Billionaire wildcatter Harold Hamm, a founding father of the U.S. shale boom whose personal fortune has fallen by more than half in the past three months, said U.S. drilling will slow as producers cut back amid falling oil prices.

Declining activity from Texas to North Dakota won’t be as harmful to the industry as some have feared, the chairman and chief executive officer of Continental Resources Inc. said. OPEC’s refusal to curb output last week bodes well for U.S. producers that can outlast countries in the cartel, which depend on higher oil prices.

“Will this industry slow down? Certainly,” Hamm said yesterday in a telephone interview. “Nobody’s going to go out there and drill areas, exploration areas and other areas, at a loss. They’ll pull back and won’t drill it until the price recovers. That’s the way it ought to be.”

Investors have been spooked as oil has declined to a five-year low. The downturn comes after prices above $100 a barrel sparked a boom in output from U.S. shale formations that helped create a glut of supply.

Hamm’s wealth, which is largely tied to the fate of Oklahoma City-based Continental, has fallen by more than $12 billion in three months, according to the Bloomberg Billionaires Index.

Bouncing Back

Hamm, who helped discover the potential of North Dakota’s Bakken formation, predicted a swift recovery in oil prices, which have declined more than 36 percent since June as Saudi Arabia and its allies in the Organization of Petroleum Exporting Countries refused to cut production last week to help re-balance the market.

The company said last month it’s sold nearly all its hedges through 2016, in a bet on a recovery in prices. West Texas Intermediate, the U.S. benchmark, fell below $65 a barrel yesterday before settling up 4.3 percent to $69.

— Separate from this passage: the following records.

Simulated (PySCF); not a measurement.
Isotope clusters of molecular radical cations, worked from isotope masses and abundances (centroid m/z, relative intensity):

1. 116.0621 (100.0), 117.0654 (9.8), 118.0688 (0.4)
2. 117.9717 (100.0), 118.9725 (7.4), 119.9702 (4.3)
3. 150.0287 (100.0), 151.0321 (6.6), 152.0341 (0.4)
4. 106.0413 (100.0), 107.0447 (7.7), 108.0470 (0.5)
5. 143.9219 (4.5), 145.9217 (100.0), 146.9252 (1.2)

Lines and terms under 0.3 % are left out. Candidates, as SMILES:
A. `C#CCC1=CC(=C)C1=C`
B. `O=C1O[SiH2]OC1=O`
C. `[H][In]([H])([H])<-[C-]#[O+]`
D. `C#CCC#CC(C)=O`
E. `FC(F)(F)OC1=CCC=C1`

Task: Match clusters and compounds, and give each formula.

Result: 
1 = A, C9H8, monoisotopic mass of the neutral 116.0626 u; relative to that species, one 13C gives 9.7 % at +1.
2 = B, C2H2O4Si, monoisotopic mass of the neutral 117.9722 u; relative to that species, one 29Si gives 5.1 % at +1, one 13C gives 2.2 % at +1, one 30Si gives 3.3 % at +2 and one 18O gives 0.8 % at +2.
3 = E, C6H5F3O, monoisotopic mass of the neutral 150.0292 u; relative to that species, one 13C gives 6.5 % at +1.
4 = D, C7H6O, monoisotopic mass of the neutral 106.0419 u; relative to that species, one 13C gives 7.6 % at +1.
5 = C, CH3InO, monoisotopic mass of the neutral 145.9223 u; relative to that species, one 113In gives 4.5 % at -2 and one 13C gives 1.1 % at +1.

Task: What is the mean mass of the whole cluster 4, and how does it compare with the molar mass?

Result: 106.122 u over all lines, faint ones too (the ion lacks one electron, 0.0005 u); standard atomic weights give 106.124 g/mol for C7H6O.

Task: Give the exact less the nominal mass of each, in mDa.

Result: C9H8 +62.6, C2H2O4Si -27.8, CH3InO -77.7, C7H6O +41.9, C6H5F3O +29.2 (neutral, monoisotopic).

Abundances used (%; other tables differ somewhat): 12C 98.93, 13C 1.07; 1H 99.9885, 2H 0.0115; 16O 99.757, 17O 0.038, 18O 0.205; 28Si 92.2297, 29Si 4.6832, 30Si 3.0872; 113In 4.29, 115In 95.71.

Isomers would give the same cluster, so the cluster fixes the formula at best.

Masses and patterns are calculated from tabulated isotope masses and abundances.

Drillers from Texas to North Dakota are pumping the most in three decades, with many betting they can outlast Venezuela, Iran and other nations that need higher oil prices to fund government budgets.

The price drop has come about more because of “rhetoric” from Saudi Arabia than fundamentals of supply and demand, Hamm said. While prices are low, shale producers have the upper hand, he said.